The Joint Venture Agreement Between Two Companies is a crucial document used when two entities decide to combine their resources, expertise, and operations in Indonesia. This agreement is particularly relevant in the context of Indonesia's foreign investment landscape, where international companies often partner with local entities to establish a presence in the market. The document must comply with Indonesian regulations, including the Investment Law (Law No. 25 of 2007) and Company Law (Law No. 40 of 2007), while addressing critical aspects such as capital structure, management control, profit sharing, and operational responsibilities. It requires careful consideration of sector-specific regulations, foreign ownership limitations, and mandatory local language requirements. The agreement serves as the foundational document for the joint venture's governance and operations, protecting both parties' interests while ensuring regulatory compliance.
About the Joint Venture Agreement Between Two Companies
When you're establishing a business partnership in Indonesia, a Joint Venture Agreement Between Two Companies provides the essential legal framework for combining resources, expertise, and operations. This comprehensive document governs how two entities collaborate to form a new business venture while ensuring compliance with Indonesia's complex investment and corporate laws.

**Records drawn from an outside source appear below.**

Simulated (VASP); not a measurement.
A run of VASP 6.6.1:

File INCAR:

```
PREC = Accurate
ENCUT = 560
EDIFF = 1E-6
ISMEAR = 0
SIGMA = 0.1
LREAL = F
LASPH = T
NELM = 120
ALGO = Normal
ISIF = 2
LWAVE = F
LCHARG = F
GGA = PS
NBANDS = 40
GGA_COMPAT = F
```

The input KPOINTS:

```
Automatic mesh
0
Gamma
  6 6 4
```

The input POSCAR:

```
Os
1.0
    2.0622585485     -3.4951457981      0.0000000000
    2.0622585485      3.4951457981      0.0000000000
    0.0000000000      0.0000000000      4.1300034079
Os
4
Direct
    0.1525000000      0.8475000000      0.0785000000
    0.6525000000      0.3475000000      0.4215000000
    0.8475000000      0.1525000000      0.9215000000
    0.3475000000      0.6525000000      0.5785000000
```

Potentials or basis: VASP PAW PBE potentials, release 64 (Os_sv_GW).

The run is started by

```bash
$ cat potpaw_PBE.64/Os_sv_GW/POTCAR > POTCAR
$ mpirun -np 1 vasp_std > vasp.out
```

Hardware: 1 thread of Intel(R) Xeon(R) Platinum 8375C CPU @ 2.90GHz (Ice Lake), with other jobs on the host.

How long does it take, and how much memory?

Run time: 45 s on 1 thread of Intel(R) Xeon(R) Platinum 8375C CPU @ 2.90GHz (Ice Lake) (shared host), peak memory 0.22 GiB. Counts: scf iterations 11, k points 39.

When do you need this document?
You need this agreement when forming strategic partnerships in Indonesia's regulated business environment. Foreign companies entering the Indonesian market often require local partners due to ownership restrictions in certain sectors outlined in Presidential Regulation No. 10 of 2021. The agreement is essential when establishing manufacturing operations, technology transfers, infrastructure projects, or entering restricted business fields where foreign ownership is limited. Indonesian companies also use this document when partnering with international entities to access foreign capital, technology, or market expertise.
Key legal considerations
Your agreement must address several critical legal elements to protect both parties' interests. Capital contribution structures require careful planning, as Indonesian law mandates specific minimum capital requirements and foreign investment thresholds. Management control provisions must clearly define decision-making processes, board composition, and operational responsibilities. Profit and loss sharing arrangements need explicit formulas and distribution mechanisms. Intellectual property clauses should address ownership, licensing, and protection of proprietary technologies or trade secrets. Exit strategies, including dissolution procedures, asset distribution, and dispute resolution mechanisms, prevent future conflicts. Competition compliance ensures the venture doesn't violate Law No. 5 of 1999 on Anti-Monopoly and Unfair Business Competition.
Legal requirements in Indonesia
Indonesian law imposes specific requirements for joint venture agreements that you must carefully observe. Law No. 40 of 2007 on Limited Liability Companies governs the formation and structure of the joint venture entity, requiring notarial execution and Ministry of Law and Human Rights registration. Foreign investment components must comply with Law No. 25 of 2007 on Investment, including BKPM approval and sector-specific ownership limitations. The agreement requires Indonesian language translation for official registration purposes. Minimum capital requirements vary by business sector, with manufacturing ventures typically requiring higher thresholds. Tax implications under Indonesian tax law affect profit repatriation and withholding obligations. Environmental compliance may require additional permits depending on the business activities. Regular reporting to BKPM and other regulatory bodies ensures ongoing compliance with investment monitoring requirements.
GOVERNING LAW
Applicable law
This Joint Venture Agreement Between Two Companies is drafted to comply with Indonesia law. Key legislation includes:
Law No. 25 of 2007 on Investment: Regulates both domestic and foreign investment in Indonesia, including provisions for joint ventures. Defines investment requirements, restrictions, and incentives.
Presidential Regulation No. 10 of 2021 on Investment Business Fields: Specifies business sectors open to foreign investment and associated ownership limitations through the Investment Positive List (previously known as the Negative Investment List).
Law No. 5 of 1999 on Anti-Monopoly and Unfair Business Competition: Ensures the joint venture doesn't create monopolistic practices or unfair business competition in the Indonesian market.
Law No. 13 of 2003 on Manpower: Governs employment relationships, including regulations on employment terms, working conditions, and employee rights that the joint venture must comply with.
Law No. 24 of 2009 on National Flag, Language, Emblem and Anthem: Requires agreements involving Indonesian parties to be drafted in the Indonesian language (Bahasa Indonesia) alongside any foreign language version.
Law No. 20 of 2016 on Marks and Geographical Indications: Protects intellectual property rights, including trademarks and brands, which is crucial when sharing intellectual property in a joint venture.
Government Regulation No. 24 of 2018 on Electronic Integrated Business Licensing Services: Regulates the Online Single Submission (OSS) system for business licensing, which is required for establishing and operating a joint venture in Indonesia.